In the Story of ZIUSUDU, however, there is no mention of any Dragon. And there is reason to think that the Legend of the Dragon had originally nothing whatever to do with the Creation, for the texts of fragments of two distinct Accounts 20 of the Creation describe a fight between a Dragon and some deity other than Marduk.

In other Accounts the Dragon bears a strong resemblance to the Leviathan of Psalm civ, 26; Job xli, 1. In the one text he is said to be 50 biru 21 in length, and 1 biru in thickness; his mouth was 6 cubits (about 9 feet) wide, and the circumference of his ears 12 cubits (18 feet).

He was slain by a god whose name is unknown, and the blood continued to flow from his body for three years, three months, one day and one night.

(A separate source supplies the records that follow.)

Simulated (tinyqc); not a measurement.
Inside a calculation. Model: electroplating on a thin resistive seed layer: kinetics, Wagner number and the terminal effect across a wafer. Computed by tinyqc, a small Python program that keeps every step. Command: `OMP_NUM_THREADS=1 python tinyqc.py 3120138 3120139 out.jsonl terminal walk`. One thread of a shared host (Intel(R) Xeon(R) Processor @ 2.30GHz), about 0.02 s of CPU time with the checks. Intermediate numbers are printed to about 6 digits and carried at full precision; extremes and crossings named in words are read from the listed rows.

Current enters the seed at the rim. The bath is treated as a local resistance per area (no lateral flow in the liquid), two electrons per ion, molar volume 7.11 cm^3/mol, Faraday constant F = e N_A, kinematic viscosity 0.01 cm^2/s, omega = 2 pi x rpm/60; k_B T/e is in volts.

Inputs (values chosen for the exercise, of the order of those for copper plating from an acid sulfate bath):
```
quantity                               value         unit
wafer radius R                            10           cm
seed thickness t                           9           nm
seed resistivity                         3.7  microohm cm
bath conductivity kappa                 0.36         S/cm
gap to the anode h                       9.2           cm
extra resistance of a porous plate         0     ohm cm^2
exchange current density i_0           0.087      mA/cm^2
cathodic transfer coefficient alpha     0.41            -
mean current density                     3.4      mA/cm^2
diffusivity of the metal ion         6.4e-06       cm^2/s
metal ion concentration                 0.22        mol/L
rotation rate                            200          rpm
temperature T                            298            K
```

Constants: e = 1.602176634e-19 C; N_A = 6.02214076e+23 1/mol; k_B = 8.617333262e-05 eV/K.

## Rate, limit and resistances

In the second text the Dragon is 60 biru long and his thickness is 30 biru; the diameter of each eye is half a biru, and his paws are 20 biru long.

Thus there is every reason for believing that the Legend as it is given in the Seven Tablets is the work of some editor, who added the Legend of the Creation to the Legend of the Dragon in much the same way as the editor of the Gilgamish Legends included an account of the Deluge in his narrative of the exploits of his hero.

All forms of the Legend of the Creation and of the Dragon were popular in Babylonia, and one of them achieved so much notoriety that the priest employed recited it as an incantation to charm away the toothache.

The literary form of the text of the Seven Tablets fulfils the requirements of Semitic poetry in general. The lines usually fall into couplets, the second line being the antiphon of the first, e.g.:–

“When in the height heaven was not named,
And the earth beneath did not yet bear a name.”

Thus we have:–

enuma elish || lâ nabû shamamu
shaplish ammatum || shuma lâ zakrat

E.A. Wallis Budge, The Babylonian Legends of the Creation and the Fight Between Bel and the Dragon, 1921.

Sumerian Sacred Stories, c. 3500 BCE

” … it is quite as obvious that for the history of the progress of our civilization as we see and know it today, it is the tone and temper, the word and spirit of the ancient mythologies, those of the Greeks and Hebrews, of the Hindus and Iranians, of the Babylonians and Egyptians, which are of prime significance. It is the spiritual and religious concepts revealed in these ancient literatures which permeate the modern civilized world.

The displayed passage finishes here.